Schaeffer worked amongst a team of leading scientists to answer that question, demonstrating that the current progress falls short.
The study focuses on the costs of maintaining or extending the most significant sites for protecting birds. Retaining existing protections would cost US$7.2 billion annually. Improving conservation efforts to the level required to improve species on the IUCN Red List by one threat-level would cost US$57.8 billion per year. This effort was shown to be in line with CBD targets of protecting 17% of the world’s land.
Extending the estimates to cover other species — such as mammals, amphibians and some reptile, fish, plant and invertebrate groups — pushes the estimate to US$76.1 billion annually, a relatively small increase because these other species benefit greatly already by the protection of lands targeted for bird conservation efforts. Unfortunately, financial commitments currently on the tables amounts to only 12% of this funding target.
The paper’s lead author, Donal McCarthy, Environmental Economist at BirdLife International and the RSPB puts these costs into perspective:
The shortfalls we have identified highlight a clear and urgent need to scale up investment in biodiversity conservation substantially. But the total costs are very small relative to the likely costs of inaction. The total is just 1-4% of the net value of ecosystem services being lost annually, for which estimates range from £1.5 to £4.13 trillion ($2 to $6.6 trillion). More prosaically, the total required is less than 20% of annual global consumer spending on soft drinks.

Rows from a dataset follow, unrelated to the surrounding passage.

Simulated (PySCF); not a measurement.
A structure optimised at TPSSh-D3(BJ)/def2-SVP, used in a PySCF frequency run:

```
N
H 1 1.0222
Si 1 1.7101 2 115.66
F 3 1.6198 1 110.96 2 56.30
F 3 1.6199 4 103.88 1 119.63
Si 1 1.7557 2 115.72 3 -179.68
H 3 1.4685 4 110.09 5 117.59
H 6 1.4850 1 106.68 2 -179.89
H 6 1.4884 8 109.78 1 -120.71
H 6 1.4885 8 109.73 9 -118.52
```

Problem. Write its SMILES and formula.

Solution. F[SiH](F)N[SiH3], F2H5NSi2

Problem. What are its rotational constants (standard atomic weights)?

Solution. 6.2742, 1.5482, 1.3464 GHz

For those who do not read “Environmental-ese” daily, the “net value of ecosystem services” means the monetary value of benefits humans could reap if we work to save the ecosystem discussed. In short, this effort promises a great return on investment. Worse, the longer we continue to fail to meet the targets, the more it will cost to get back on track.
So this week, while the parties meet in Hyderabad, keep open ears and eyes. If you get a chance to voice your opinion, let it be loud and clear: the time for action is now.